Si Ji (Four Seasons) by the Chinese guitarist Xuefei Yang fulfils all these criteria. It also adds another unique dimension; no other guitarist has ever made a recording quite like this one. This recent release is her second for the GSP label.

Written by the guitarist, the notes that accompany this recording are generally very informative but totally devoid of any information about the artist herself. This could not be attributed to a ”high” profile in the classical guitar world. To a select group of individuals she will be revered but to aficionados at large she is yet to become famous. Xuefei Yang’s website has more personal details but we are not made privy to her birth date which, based on the intelligence provided, we assume was in the early 1980s(?) Ms. Yang was born in Beijing and began playing guitar at the age of seven from which time, until she was ten, tuition was received from Chen Zhi. During her school years she played extensively in China, Hong Kong, Macau, Spain, Australia and gave concerts in Taiwan, Japan and Portugal.

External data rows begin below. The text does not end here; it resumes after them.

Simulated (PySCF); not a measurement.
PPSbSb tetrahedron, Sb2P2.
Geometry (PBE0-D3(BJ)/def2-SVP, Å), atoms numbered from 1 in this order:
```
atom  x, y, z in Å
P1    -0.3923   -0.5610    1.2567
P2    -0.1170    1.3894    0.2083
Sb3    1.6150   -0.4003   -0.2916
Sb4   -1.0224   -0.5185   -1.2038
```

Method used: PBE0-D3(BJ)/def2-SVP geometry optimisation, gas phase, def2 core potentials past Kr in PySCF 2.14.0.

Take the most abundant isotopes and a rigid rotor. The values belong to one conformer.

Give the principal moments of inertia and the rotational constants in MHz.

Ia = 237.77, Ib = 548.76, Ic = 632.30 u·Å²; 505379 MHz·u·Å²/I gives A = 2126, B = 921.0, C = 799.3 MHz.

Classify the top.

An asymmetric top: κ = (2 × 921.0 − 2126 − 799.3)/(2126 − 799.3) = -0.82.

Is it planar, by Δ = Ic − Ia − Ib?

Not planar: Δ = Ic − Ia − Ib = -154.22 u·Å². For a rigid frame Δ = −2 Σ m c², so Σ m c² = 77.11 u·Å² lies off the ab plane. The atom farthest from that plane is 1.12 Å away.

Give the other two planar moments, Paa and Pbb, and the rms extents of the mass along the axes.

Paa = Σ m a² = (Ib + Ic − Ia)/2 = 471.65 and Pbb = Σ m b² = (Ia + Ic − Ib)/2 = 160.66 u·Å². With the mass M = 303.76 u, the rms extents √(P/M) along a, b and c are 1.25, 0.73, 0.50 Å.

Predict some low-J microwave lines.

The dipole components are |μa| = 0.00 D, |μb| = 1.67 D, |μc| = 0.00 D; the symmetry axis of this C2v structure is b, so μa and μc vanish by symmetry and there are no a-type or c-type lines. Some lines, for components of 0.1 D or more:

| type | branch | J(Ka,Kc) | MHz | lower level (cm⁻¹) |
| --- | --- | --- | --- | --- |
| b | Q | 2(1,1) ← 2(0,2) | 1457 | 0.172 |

Aged eleven she won second prize in the Beijing Senior Guitar competition, being the only child competitor. The composer Joaquín Rodrigo attended her debut concert in Madrid when she was only 14 years old.

Since 2000 she has been in England studying with Michael Ewin, John Mills and Timothy Walker at the Royal Academy of Music. In 2002 she graduated with distinction, achieving a Recital Diploma, and was awarded the Dip. RAM. She won the Dorothy Grinstead Prize for a recital at Fairfield Hall, Croydon and received the Principal’s Prize for exceptional all-round student, the highest performance award conferred by the Royal Academy of Music.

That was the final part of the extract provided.